A few thoughts on the Architecture of Energy-Efficiency

For an architect, energy-efficiency and aesthetics are sometimes portrayed as contradictory values.  I don't believe that, at all.  But William McDonough and Michael Braungart apparently do:

"Efficiency isn’t much fun.  In a world dominated by efficiency, each development would serve only narrow and practical purposes.  Beauty, creativity, fantasy, enjoyment, inspiration, and poetry would fall by the wayside, creating an unappealing world indeed."*

Why do people believe energy-efficient architecture must be ugly?  The solar architecture of the 1970s may play a role.  I call this the "Age of Aquarius hangover."  The superinsulated architecture of the 1980s also contributes.

But McDonough's attitude has a more distinguished historic pedigree, I think.  Consider Louis Kahn's quotation:

"Architecture has little to do with solving problems.  Problems are run-of-the-mill.  To be able to solve a problem is almost a drudgery of architecture.  You realize when you are in the realm of architecture that you are touching the basic feelings of man."

And Kahn's most important influence, Le Corbusier:

"Works of utility become obsolete every day; their usefulness dies, new utility takes its place.  What remains of human enterprise is not what serves, but what creates emotion."

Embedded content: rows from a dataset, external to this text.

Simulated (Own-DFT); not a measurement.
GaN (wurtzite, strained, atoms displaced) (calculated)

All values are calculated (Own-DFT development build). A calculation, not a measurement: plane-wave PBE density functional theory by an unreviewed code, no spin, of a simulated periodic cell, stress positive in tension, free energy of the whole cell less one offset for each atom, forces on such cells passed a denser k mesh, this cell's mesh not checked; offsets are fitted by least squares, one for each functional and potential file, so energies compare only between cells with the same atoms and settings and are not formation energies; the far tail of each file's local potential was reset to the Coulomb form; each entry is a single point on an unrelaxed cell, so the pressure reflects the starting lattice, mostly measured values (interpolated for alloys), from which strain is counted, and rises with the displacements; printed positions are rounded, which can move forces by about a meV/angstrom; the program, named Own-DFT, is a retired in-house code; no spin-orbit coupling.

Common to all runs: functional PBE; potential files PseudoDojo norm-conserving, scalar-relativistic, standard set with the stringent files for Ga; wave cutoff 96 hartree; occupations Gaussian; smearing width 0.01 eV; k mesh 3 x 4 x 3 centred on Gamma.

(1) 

I believe that designers should be informed by scientific optimization, but not enslaved by it.  (My earlier blog entry, Is your window "thermally desirable"? touched on this subject.)  In my view, architects always make aesthetic judgments within constraints and contingencies; building energy use is a big one.  A good architect embraces constraints and contingencies, and uses them as the basis for expression.

Or, as my eloquent friend Dean Hawkes wrote: "sustainable design in architecture must be as much a cultural enterprise as it is the mechanical observance of a technical principle."

Please discuss in the comments!


*Hat tip to Peder Anker, who included this quotation in his article "The Closed World of Ecological Architecture."  It comes from Cradle to Cradle, 2002.